Students show off musical talent at Battle of the Bands

By Megan Bartlett & Mary Husser
staff writers

On Mar. 23rd, around 30-40 students gathered in the cafeteria, arm in arm, hands locked, to listen to the musical talents of this year’s Battle of the Bands performances.

There were eight total acts on this night. Out of the eight, several were solo, while others were full bands. Also, there were some collaborations.

Overall, each group had a different motive to showcase their talents. Some came on a more personal level.

In the case of senior Kayla Ouderkirk, Battle of the Bands was her first time performing in front of a crowd, on an actual stage. One might not have guessed that though, based on her catchy songs and comfortable presence. Each song that she performed, she had written herself.

“I was so nervous,” Ouderkirk said. “I’m really bad in front of people. But then, they respond differently. I feel like it was a good response,” Ouderkirk said.

For Ouderkirk, who composed her own music by memory, the amount of practice required may be considered minimal compared to a full band.

“Right before the performance I went through my songs,” Ouderkirk said. “I didn’t prepare at all that week, but they were all in my head. I was comfortable, it was nice.”

By the end of her act, the audience applauded her and asked for an encore. The song she chose was one that she spontaneously wrote for her mom one year at summer camp. Her mom was able to observe in the crowd.

“I had like a day or two to write the song, and I just kind of threw it together,” Ouderkirk said. “My family would help me by going through the lyrics with me. But it was pretty easy because my mom’s just that way. It was really fun to write a song like that.”

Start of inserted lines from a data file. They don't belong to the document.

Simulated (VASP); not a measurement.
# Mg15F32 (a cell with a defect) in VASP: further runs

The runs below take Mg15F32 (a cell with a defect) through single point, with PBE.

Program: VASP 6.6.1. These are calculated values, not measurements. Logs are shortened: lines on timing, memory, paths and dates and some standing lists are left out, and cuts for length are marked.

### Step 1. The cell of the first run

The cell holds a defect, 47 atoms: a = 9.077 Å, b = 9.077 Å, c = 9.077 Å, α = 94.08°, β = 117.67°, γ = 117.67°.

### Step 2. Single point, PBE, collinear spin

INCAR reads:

Although not a professional, Kayla’s used her music to communicate with the audience.

“Not many people know that I sing and play the guitar. I think it’s just because it’s something that I do for myself.”

Whiteout also performed this year. The band consists of juniors Eric Drecnpohl, Nathan Schell, Kenny Grove and Daniel Engwis. Whiteout is well known around DHS for their rocky- jazz style of music. To prepare for opportunities like Battle of the Bands or any other gig, Whiteout practices every Saturday for about four or five hours.

Drummer and singer Daniel Engwis, who played for both Whiteout and Danny Hill’s band, felt that both performances went well, and a sufficient number of students and adults actually showed up this year.

“I listened to a recording of us and I thought we sounded really good,” Engwis said. “And the turnout was a lot better than previous years.”

Among those who stayed for every performance is sophomore Lizzie Stokes.

“I got to see people from around my school play or sing that I had never heard play or sing before,” Stokes said. “And that was cool.”

Stokes particularly enjoyed the acts of Jack Thompson, Ouderkirk and Ryan Martini.

“I really liked Kayla Ouderkirk’s performance,” Stokes said. “She’s a really good singer and she writes her own songs. I can really respect that. I also enjoyed Jack’s performance a lot, and Ryan Martini’s echoes were sweet.”

Senior Jamie Loubert also attended and liked the diversity of the music coming from the cafeteria.

“I could appreciate the music even though it wasn’t really my style,” Loubert said. “I really liked Jack Thompson.”

With a better turnout than usual, those participating in Battle of the Bands are hoping for a continually growing crowd over the next few years.